Official Russian statements on the recent conflict between Israel and Hamas indicate Moscow is looking for a larger diplomatic role.

On May 21, the Russian Foreign Ministry expressed support for the Israel-Hamas cease-fire and called for an urgent meeting of the Middle East Quartet to prevent a relapse into conflict. These comments built on other Russian statements that called earlier for a cease-fire in Gaza and a pathway toward a lasting peace. On May 14, President Vladimir Putin claimed that the Israel-Gaza conflict threatened Russia’s security and on May 19, the Russian Foreign Ministry warned Israel that further civilian casualties in Gaza would be “unacceptable.” The head of the Russian State Duma Foreign Affairs Committee Leonid Slutsky also reiterated Russia’s willingness to host negotiations on a Palestinian-Israeli settlement.

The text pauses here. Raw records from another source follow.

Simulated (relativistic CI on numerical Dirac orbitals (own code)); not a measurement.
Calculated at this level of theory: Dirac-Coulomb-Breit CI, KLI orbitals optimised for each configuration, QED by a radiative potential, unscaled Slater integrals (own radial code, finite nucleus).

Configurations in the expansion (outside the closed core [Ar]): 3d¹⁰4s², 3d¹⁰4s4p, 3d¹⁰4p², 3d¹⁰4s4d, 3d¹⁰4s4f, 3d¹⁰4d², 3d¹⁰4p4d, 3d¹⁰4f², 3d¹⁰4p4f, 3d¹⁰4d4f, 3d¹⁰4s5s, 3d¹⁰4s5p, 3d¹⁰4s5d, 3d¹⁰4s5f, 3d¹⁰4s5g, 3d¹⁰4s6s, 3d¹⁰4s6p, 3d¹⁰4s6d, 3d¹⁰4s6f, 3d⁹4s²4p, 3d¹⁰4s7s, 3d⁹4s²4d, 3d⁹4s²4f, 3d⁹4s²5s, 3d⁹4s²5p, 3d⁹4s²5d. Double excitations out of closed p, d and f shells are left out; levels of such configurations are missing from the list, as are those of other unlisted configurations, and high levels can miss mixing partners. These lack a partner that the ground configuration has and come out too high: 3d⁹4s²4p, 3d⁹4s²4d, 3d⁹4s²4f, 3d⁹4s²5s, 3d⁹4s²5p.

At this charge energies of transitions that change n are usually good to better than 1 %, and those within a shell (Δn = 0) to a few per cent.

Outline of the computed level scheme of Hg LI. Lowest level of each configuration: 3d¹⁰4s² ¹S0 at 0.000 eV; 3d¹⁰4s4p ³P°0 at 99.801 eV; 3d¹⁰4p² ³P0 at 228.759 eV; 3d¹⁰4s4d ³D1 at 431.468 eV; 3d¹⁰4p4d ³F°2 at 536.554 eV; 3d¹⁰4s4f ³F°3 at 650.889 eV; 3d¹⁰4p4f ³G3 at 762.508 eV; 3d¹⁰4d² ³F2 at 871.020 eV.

Russia’s response to the recent events in Gaza reflects its desire to expand its diplomatic role in the Israeli-Palestinian peace process. On March 31, Russian Foreign Minister Sergey Lavrov restated Moscow’s wish to host Israeli-Palestinian peace talks and noted that Israeli Prime Minister Benjamin Netanyahu and his Palestinian counterpart Mahmoud Abbas both expressed a willingness to accept Russian mediation. During the conflict, Russia engaged in shuttle diplomacy with the warring parties and external stakeholders to facilitate a cease-fire. After the deputy chairman of Hamas’s political bureau, Moussa Abu Marzouk, told Russian Deputy Foreign Minister Mikhail Bogdanov on May 12 that Hamas desired a cease-fire, Russia consulted with Egypt, Jordan, US Secretary of State Anthony Blinken and UN Secretary General Antonio Guterres on ending the conflict.